From Tallahassee.com by Lisa Fingeroot
Parents can begin customizing their child's educational plans from the very start after Gov. Rick Scott signed into law an expansion of virtual-school offerings that will allow children as young as kindergartners to take online classes and still attend a traditional school.
Leon County officials are not sure how the plan will work for Tallahassee elementary schools because of the many factors involved in scheduling, computer access, and adult supervision, but they will soon begin discussions on how best to accommodate the online options.
The new law also will require the Florida Virtual School to provide services for exceptional student education and also requires the school to provide the English for speakers of Other Languages program.
"We have a lot of logistics to work out," said Peggy Youngblood, divisional director for elementary schools in Leon County. They must decide whether a child will be able to access a computer in the classroom or the media center to take his online classes or whether he can go home with a parent to use a computer without missing any instructional time in the traditional classroom.
Youngblood suggests parents talk to principals and teachers before making the decision to use the part-time online option. Principals will be ready to answer questions when school begins in August, she added.
Educators think the online option will be used primarily by parents who believe their children need to move faster than the traditional classroom setting will allow. But Youngblood said traditional schools also are able to accommodate those needs and parents should discuss the options with principals before assuming online classes are the only alternative.
Leon County Virtual School, a franchise of the Florida Virtual System, began some blending of online and traditional schools last year when fourth- and fifth-grade students who scored at a level 5 on the math portion of the Florida Comprehensive Achievement Test (FCAT) were allowed to take accelerated math classes online. Before that, an elementary school student was either a full-time virtual school student or attended a traditional school. There were no part time options available.

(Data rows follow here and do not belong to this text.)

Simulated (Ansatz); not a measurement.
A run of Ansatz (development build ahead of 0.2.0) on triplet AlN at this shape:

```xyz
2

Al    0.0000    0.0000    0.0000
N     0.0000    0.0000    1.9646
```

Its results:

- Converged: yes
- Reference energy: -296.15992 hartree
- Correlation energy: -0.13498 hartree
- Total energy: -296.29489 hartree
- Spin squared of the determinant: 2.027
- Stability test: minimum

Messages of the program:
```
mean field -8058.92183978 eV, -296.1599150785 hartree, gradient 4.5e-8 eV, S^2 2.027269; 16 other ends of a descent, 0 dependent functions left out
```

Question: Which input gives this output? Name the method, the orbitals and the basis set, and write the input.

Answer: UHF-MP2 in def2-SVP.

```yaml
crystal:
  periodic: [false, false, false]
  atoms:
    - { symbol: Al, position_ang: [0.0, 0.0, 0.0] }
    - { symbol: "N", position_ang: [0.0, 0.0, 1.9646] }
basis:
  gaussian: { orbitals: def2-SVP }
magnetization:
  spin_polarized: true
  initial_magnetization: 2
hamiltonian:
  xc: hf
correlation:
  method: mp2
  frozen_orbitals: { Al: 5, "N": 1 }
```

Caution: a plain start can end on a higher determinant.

About 800 Leon County students — out of nearly 33,000 — attend some form of virtual school, said Jessica Lowe, assistant principal at the Leon Virtual School. She has 15 students in grades K-5 who attend full-time virtual school and 12 children in the fourth and fifth grades who take online classes part time.
While the full-time students participate in their classes using a computer at home, they are public school students and not home-school students, Lowe said. The difference is in the curriculum. Parents completely choose the program for home schooling. Leon County has about 1,200 home-schooled children.
"If I could describe virtual schooling," Lowe said, "I would say individualized. How the students interact with the content and (teacher) is very individualized."
Most of the 12 children who are enrolled part time in an accelerated math class take their online class after school, Lowe said. Even if a student scores well enough on the FCAT to qualify for an accelerated class, he still must be tested on grade level skills when the FCAT rolls around again. Because of that, many parents opt to keep their child in his grade-level math class as well as the accelerated class.
Many educators, however, question the use of online classes for elementary school children, said Wayne Blanton, executive director of the Florida School Boards Association. When he gave a recent legislative update to the Leon County School Board, Blanton said many believe elementary school children are simply too young to get what they need from an online class. He added that not a lot of online curriculum programs target the elementary school age so not many have been tested and proven successful.
"Clearly, there is a concern about the younger children taking virtual classes," said state Sen. Bill Montford, a Democrat from Tallahassee who also heads the Florida Association of District School Superintendents. "But on the other hand, their parents feel comfortable and their parents feel they are prepared. We are moving into a new era in public education and this is part of it.
The use of technology is the next logical step in education because its use has become second nature to school-age kids.
"It's the future. We will embrace it," he said. "There will be some concerns. We need to use caution and be very careful and very deliberate."